Touch

Eurythmics

1983: RCA PCD1-4917


  1. Here Comes the Rain Again
  2. Regrets
  3. Right by Your Side
  4. Cool Blue
  5. Who’s That Girl?
  6. The First Cut
  7. Aqua
  8. No Fear, No Hate, No Pain (No Broken Hearts)
  9. Paint a Rumour
     
    Boxed Bonus Tracks:
  10. You Take Some Lentils and You Take Some Rice
  11. ABC (Freeform)
  12. Plus Something Else
  13. Paint a Rumour [Long Version]
  14. Who’s That Girl? [Live]
  15. Here Comes the Rain Again [Live]
  16. Fame

This was the first of their albums I bought, the one that opened the door to all the rest as it arrived, with Sweet Dreams finally reaching me after I’d been hearing “Sweet Dreams” and “Love Is a Stranger” for a year or two from odd sources (usually radio, though I cannot imagine which of my small hometown’s few stations would ever have played either of those songs back then). My junior/senior-high best friend John is the one who introduced me to Eurythmics, actually, or at least was the one who played me the first thing I knew to be theirs; he’d bought the 7" single of “Here Comes the Rain Again” and was playing it for me one day at his family’s house, and I said something like “well, that’s nice, but what’s on the other side of the 45?” And he said it was some weird song, and played it, and that was when I heard “Paint a Rumour” and I knew I was hearing something fantastic, something unlike anything I’d ever even imagined was out there, but something supremely musical, something that managed to be precise, fiery, vicious, mathematical, furiously raw, and deathly cool at the same time.

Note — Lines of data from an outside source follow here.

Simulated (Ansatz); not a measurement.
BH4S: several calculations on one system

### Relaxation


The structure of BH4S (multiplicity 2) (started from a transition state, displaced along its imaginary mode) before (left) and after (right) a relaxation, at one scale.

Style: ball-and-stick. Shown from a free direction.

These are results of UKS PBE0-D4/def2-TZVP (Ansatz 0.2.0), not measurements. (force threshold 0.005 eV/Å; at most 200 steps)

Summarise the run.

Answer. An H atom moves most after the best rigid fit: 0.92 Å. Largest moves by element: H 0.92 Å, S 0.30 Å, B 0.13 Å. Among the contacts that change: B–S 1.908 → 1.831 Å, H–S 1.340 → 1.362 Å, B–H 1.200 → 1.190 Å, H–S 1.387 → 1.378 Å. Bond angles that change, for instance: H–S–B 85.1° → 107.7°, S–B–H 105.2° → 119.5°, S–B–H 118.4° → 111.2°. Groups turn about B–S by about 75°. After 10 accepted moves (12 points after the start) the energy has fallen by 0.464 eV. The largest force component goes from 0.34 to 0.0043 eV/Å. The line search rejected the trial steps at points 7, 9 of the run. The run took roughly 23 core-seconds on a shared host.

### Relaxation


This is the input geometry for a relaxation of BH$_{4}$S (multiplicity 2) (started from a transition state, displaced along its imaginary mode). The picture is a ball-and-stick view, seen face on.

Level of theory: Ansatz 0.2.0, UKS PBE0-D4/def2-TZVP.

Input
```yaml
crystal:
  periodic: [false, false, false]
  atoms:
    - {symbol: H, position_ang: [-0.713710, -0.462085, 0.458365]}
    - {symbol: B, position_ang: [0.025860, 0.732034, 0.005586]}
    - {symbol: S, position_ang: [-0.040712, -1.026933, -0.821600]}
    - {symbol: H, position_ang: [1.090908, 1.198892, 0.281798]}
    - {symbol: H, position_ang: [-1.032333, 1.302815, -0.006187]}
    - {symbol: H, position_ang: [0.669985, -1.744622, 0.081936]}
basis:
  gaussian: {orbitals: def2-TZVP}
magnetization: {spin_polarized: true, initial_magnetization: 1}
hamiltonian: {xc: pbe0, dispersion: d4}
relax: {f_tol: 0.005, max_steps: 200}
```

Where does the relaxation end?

To this day, including the moment that I am writing this, 19 years later, I still rank “Paint a Rumour” as one of my absolute favorite recordings. It’s all those things, still, and it’s the first way I really heard Annie Lennox’s voice, shifting as it does there between icy, knowing understatement (“I could tell you something”), dangerously calculated soulful fury (the alarmingly sustained fourths on the manic “whoa, whoa, whoa” unravelling), and machine-gone-feral, almost-girl-group, mock-call-and-response chirps that act more as deranged threat than as filler (“promise not to sell”). I absolutely cannot imagine a video for that song, but of course I’m driven to distraction (when I think about it) to wonder what D&A would have done if they’d chosen to…and the same goes for the idea of live versions of the song. (And of course I prefer the 12" ending to the standard release, because that extra handful of robotic rhythms really seals the song for me.) And I still wish fervently that Dave & Annie would break into the “whoa, whoa, whoa” sequence in concert sometime.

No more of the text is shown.